Written and performed by Baba Brinkman; Directed by Darren Lee Cole

Off Broadway, Solo Show 
Extended through 12.13.14
Soho Playhouse, 15 Vandam Street

 

by Jerron Herman on 10.18.14

Baba Brinkman in Rap Guide to Religion

 

BOTTOM LINE: Drama Desk nominee and Canadian artist Baba Brinkman raps and rips into the intricacies of religion.

Straight from a successful run at the Edinburgh Fringe Festival, Rap Guide to Religion is being resurrected at the Soho Playhouse. Already known for his other Rap Guide to Evolution, Canadian rapper and academic Baba Brinkman truncates thousands of years of religious theory and origin into a two-hour one man show. What welcomes you into the downtown theater is none other than the seminal devotional "Church in the Wild" by "Hova" (Jay-Z) and "Yeezus" (Kanye West) from their duet album Watch the Throne. As a theatrical piece Rap Guide is very different from its solo show and rap concert origins, making it a new genre entirely—part entertaining, but part pedantic.

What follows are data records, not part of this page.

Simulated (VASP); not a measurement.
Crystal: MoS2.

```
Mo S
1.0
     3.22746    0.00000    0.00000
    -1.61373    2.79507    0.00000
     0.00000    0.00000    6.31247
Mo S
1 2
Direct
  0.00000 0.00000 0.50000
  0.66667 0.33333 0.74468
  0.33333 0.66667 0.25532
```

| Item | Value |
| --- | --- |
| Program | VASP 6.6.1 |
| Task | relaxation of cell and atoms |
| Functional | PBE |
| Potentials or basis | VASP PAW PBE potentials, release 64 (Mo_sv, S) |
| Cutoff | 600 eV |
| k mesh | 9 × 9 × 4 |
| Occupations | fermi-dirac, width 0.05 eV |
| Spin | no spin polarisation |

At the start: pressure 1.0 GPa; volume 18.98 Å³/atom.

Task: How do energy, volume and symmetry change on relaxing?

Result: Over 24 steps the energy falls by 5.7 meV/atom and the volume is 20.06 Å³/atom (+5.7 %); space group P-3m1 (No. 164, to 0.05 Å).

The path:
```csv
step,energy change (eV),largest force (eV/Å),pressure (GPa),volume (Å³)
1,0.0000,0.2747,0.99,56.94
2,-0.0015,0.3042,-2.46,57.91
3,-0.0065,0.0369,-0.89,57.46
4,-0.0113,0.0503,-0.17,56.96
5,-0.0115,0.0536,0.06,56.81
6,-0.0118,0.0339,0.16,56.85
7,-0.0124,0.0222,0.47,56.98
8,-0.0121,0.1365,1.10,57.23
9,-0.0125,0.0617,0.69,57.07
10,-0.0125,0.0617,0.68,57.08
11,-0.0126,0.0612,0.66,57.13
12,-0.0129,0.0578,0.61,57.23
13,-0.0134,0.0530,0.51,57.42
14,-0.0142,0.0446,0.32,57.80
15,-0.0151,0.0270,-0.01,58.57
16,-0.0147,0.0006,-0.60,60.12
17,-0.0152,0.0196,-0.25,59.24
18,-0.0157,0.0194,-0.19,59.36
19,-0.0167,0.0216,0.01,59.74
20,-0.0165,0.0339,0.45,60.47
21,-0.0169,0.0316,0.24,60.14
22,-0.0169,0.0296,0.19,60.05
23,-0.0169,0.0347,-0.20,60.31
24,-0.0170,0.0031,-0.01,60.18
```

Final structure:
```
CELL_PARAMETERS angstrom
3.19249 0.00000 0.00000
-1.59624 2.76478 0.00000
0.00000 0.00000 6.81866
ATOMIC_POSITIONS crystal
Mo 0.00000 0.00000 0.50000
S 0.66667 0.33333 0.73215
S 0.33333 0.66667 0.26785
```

Brinkman is extremely knowledgeable about science and its benefit to humanity, but sees it as the only saving grace for the countless coping mechanisms we call religions. In attempts to offset the audience's presumed attachment to outdated superstitions, the production weaves in and out of lecture notes and rap soliloquies about subjects like Theory of the Mind, Dualism, and the National Center for Science Education. Brinkman's judgment of religion is firm and a bit hostile, making it difficult to separate an agenda from the art.

Brinkman is a rapper, but also a degree-holding academic. His inclusion of some of the theories above are smartly embodied in pithy lyrics. His tracks range from musings on ancestry to secular domination, all with that 8-Mile urgency. These educative raps are masterfully written and dazzle with complex rhyme, often citing many notable authors and theoreticians, but the rhymes all sit in a warning: the audience still lacks important scientific knowledge. That Brinkman's rapper ego helps paint him as a self-styled "expert" only adds to this feeling of condescension—as if anyone in the audience who "believes" is therefore naive and needs to be educated.

What stands out over the research is a totally Westernized viewpoint. Throughout the piece Islam, Buddhism, and Judaism are simply anecdotal; it is Christianity (or rather, Brinkman's displeasure with it) that reigns. By the end of the piece Sweden is projected as a far superior nation to the United States, and we can forget about any nation that has not corrected itself through Carl Sagan's laws of science.

In good persuasive writing fashion, Brinkman adds in a counter-argument to his idea by stating that religion doesn't harbor all ills; in even better persuasive writing fashion, his final blackout follows soon after. The ending of Rap Guide to Religion feels quite different from a more typical solo show, where the character identifies some growth or a widening of perspective because they've told us their story. In contrast, Brinkman refrains from giving us this shift; in a way I feel duped because Brinkman doesn't discover anything aside from what he already knows. 

Rap Guide to Religion reminds me of those pieces that attempt to "convert" audiences by curtain, often foregoing authenticity for agenda: the film An Inconvenient Truth comes to mind. Although the theories and origins of religion are subject to much scrutiny, the piece feels artistically flat, more lecture than theatre. This is not an easy piece for a number of reasons. The content is very academic, but it is somewhat streamlined to include a white rapper's lyrical skillz. The length is questionable, but then again, we might be angry had Brinkman devoted less time to such complex subject matter. Go—if you're in the mood to think for yourself.

(Rap Guide to Religion plays at Soho Playhouse, 15 Vandam Street, through December 13, 2104. Performances are Thursdays through Saturdays at 9:30PM and Sundays at 7:30PM. Tickets are $45 and are available at sohoplayhouse.com.)